(no title)
tbalsam | 10 months ago
Also, for classification, MaxPooling is often far superior, you can learn an average smoothing filter in your convolutions beforehand in a data-dependent manner so that Nyquist sampling stuff is properly preserved.
Also, please do smoothed crossentropy for image class stuff (generally speaking, unless maybe data is hilariously large), MSE won't nearly cut it!
But that being said, adaptive stuff certainly is great when doing classification. Something to note is that batching does become an issue at a certain point -- as well as certain other fine-grained details if you're simply going to average it all down to one single vector (IIUC).
threeducks|10 months ago
Of course. The MSE here is not intended to be a training loss, but as a means to demonstrate that both approaches lead to almost the same result except for some rounding error. The MSE is somewhere in the order of 10^-9.
> Also, for classification, MaxPooling is often far superior, you can learn an average smoothing filter in your convolutions beforehand in a data-dependent manner so that Nyquist sampling stuff is properly preserved.
I don't think that max pooling the last feature maps would be a good idea here, because it would cut off about 98 % of the gradients and training would take much longer. (The shape of the input feature layer is (1, 768, 7, 7), pooled to (1, 768, 1, 1).)
> Something to note is that batching does become an issue at a certain point
Could you elaborate on that?
tbalsam|10 months ago
Ah, gotcha
> I don't think that max pooling the last feature maps would be a good idea here, because it would cut off about 98 % of the gradients and training would take much longer. (The shape of the input feature layer is (1, 768, 7, 7), pooled to (1, 768, 1, 1).)

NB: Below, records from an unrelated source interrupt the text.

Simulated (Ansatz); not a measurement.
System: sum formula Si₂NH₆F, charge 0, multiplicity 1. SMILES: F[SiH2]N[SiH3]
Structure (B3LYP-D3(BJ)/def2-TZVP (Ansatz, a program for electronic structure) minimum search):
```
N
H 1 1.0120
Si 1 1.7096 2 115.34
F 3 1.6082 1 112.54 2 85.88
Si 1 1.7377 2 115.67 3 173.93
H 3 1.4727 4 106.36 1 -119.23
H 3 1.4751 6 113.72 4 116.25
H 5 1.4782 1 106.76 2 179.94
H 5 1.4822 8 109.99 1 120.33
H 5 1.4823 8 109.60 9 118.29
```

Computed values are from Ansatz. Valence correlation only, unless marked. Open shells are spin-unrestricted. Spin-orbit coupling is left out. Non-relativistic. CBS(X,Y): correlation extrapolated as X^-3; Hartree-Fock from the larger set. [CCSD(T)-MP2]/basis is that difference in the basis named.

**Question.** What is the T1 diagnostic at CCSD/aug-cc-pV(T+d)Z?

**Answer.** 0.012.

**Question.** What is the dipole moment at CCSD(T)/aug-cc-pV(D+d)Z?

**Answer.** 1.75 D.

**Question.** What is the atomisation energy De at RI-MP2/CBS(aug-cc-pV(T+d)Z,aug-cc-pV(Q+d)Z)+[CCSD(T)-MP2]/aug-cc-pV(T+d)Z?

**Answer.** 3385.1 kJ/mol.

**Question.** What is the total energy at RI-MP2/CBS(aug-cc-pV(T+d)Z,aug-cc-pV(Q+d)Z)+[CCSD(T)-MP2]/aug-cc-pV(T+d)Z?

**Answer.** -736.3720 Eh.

MaxPooling is generally only useful if you're training your network for it, but in most cases it ends up performing better. That sparsity actually ends up being a good thing -- you generally need to suppress all of those unused activations! It ends up being quite a wide gap in practice (and, if you have convolutions beforehand -- using avgpooling2d is a bit of extra wasted extra computation blurring the input)
> Could you elaborate on that?
Variable-sized inputs don't batch easily as the input dims need to match, you can go down the padding route but that has its own particularly hellacious costs with it that end up taking away from compute that you could be using for other useful things.